During a subsequent discussion it was noted that by raising privacy to the user, especially with too many dialogs, it is possible to “spook the users” and reduce the benefit of new services and technologies, yet there are risks (such as combining “my location” with known aspects of various locations).

User behavior and privacy economics

Sören Preibusch (University of Cambridge) and Pat Kelley (CMU) presented empirical research on the consumers’ privacy decision-making. Preibusch (slides) focused on economic incentives: How do consumers value the privacy of different pieces of personal data? How willing are they to reveal such data? And how do their statements about willingness to reveal data correspond to their actions when faced with a choice between two offers for the same good, where one makes a lower price available, in return for personal information? Preibusch’s finding was that differences in data collection alone did not make test subjects prefer one online vendor. Their decisions were dominated by the economic factor, even against their stated preferences. Kelley (slides) reported about experiments with a highly customizable social location sharing service. His study found that users’ privacy preferences were complex and did not permit modeling as simple policies – a typical policy would take time, location, recipients and the user’s overall context into account. Considering user burden, Kelley noted that pre-configured privacy profiles helped study subjects to model their preferences. In response to the ability to better audit access to their location information, users tended to relax their privacy preferences over time, eventually leading to additional sharing.

Lalana Kagal (MIT) (slides) noted that users in general cannot understand how to create policy. She suggested “nudging the user” by giving feedback to various actions.

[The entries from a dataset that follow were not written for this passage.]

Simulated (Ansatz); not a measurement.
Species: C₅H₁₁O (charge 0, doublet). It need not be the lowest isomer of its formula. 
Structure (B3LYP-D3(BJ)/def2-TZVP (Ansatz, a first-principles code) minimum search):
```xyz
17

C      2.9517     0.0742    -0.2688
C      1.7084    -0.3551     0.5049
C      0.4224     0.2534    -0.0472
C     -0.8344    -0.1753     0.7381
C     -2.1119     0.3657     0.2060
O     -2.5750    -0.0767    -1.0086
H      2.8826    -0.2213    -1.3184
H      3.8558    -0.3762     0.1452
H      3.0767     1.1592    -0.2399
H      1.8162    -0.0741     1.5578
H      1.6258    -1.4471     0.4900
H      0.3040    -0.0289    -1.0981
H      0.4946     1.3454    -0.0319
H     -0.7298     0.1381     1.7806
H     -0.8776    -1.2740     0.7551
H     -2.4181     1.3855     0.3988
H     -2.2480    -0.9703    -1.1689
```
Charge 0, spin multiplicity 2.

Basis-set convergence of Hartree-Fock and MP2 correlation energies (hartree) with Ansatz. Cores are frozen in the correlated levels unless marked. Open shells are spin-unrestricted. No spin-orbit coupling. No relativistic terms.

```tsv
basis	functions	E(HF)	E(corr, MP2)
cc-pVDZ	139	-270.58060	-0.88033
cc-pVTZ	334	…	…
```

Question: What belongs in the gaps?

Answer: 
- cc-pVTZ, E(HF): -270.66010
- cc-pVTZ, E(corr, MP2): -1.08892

Geolocation: Implementation experience

The first day’s final session focused on experience gathered with implementations of the W3C geolocation API: Jochen Eisinger (Google) spoke about the Google Chrome Team’s observations. He noted that the specification left several aspects of the API’s privacy properties, including user interface considerations, unspecified. He noted Chrome’s approach of granting permissions to the pair of invoking origin and top-most origin: e.g., authorization extended to maps.google.com does not apply when maps.google.com is embedded by evil.example.com, and vice versa. Several workshop participants noted this approach as an appropriate solution that should become part of future specifications. Eisinger also demonstrated the indicators in use in Google Chrome, and noted that users were barely interacting with them, based on available (and possibly skewed) data; users were also found to barely, if ever, revoke permissions to access location data, once granted.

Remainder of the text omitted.